For the high-net worth individual, the UK has long been near the top of the list as a place to live, work and bring up a family. Its capital is a truly global city; the country is, of course, English-speaking; and there’s a vibrant and diverse cultural scene which makes it popular with spouses, partners and children. The UK’s schools and universities are globally respected and the rest of Europe is a very short journey away.
But, like any important decision, thought and planning before the move tends to pay dividends later.
Acquiring the legal right to stay in the UK is probably the most fundamental task facing the new arrival.
For some lucky few, like the Duchess of Sussex, marriage to a British citizen will provide a ready immigration route. To gain a right of residence spouses must prove an ability to speak English, if they are not from an English speaking country, and demonstrate a minimum annual income of just under £19,000 or a capital balance of £62,500 – neither requirement likely to prove any difficulty for the royal newlyweds.
But for those without a British Prince Charming, the routes of Tier 1 Entrepreneur and Tier 1 Investor are favourites. Whilst both categories require a capital investment in the United Kingdom economy, the criteria are very different and selecting the right route is critical to having a secure future in the UK.

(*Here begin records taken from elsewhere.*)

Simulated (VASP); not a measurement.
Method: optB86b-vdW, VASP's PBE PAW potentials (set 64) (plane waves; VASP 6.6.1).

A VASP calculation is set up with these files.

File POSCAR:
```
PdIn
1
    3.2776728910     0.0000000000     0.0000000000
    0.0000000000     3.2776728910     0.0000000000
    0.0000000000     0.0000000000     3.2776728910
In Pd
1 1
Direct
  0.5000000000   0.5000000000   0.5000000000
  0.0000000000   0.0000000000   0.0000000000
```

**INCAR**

Tier 1 Entrepreneurs must show that they have at least £200,000 to invest in a new or existing UK business as well as sufficient funds to support themselves and any family members moving with them to the UK. The main applicant must pass an English language requirement and be involved in the running of the business – this is very much a “working” category. Extension of the status at the end of the first 3 years is dependent on the continuing investment in the business and creation of at least two new full-time jobs filled by resident workers.
The Tier 1 Investor route, the UK’s version of the golden visa route, does not require any English language skills nor the involvement in the running of a business or job creation. But a much higher capital balance of at least £2 million must be invested either in UK Government bonds or in UK trading companies. Extension of the status at the end of the first 3 years is dependent on the investment being maintained. If the value of the investment decreases there is no need to top up. However, the proceeds of any sale, whether for a loss or profit, must be reinvested.
Some high net worth players may travel, work and invest alone but the truth is that the vast majority have family who move with them or wish to stay for lengthy periods. The United Kingdom is more generous than many countries allowing both married and long term unmarried partners to accompany the main applicant. Children are, of course, also welcome so long as they are under the age of 18 and still part of the family unit at the time of the first arrival.
Tier 1 Investors and entrepreneurs, just like Ms Markle as a spouse, may qualify for indefinite leave to remain in the United Kingdom after a qualifying period of residence of 5 years. Indefinite leave to remain is, as the name suggests an indefinite right to live and, if desired, work in the UK. Once obtained it is not necessary to maintain any of the investments or continue in business. However, Tier 1 applicants able to create more jobs or with more cash may be able to qualify earlier than the royal bride – for example, a capital investment of £10 million will allow a Tier 1 Investor to obtain indefinite leave to remain after just 2 years
However, all Tier 1 applicants for indefinite leave to remain must stringently monitor the amount of time that they spend outside the UK during the qualifying residence period. Recent changes to the Immigration Rules mean that both the main applicant and the spouse must not be outside the United Kingdom for more than 180 days in any rolling 12 month period during the qualifying period.
And if the ultimate aim is to be naturalised as a British citizen (which can be obtained after living in the UK for at least five years and having indefinite leave to remain for at least one year) time spent outside the UK should ideally be no more than 90 days per year.
The UK is, of course, currently shrouded in the uncertainty of Brexit but it’s unlikely that the country is about to close its doors to the money and high-value skillsets that high net worth families will bring. The hope will be that the British passport (whatever its colour) will continue to be an attractive asset for the international financial high-flier.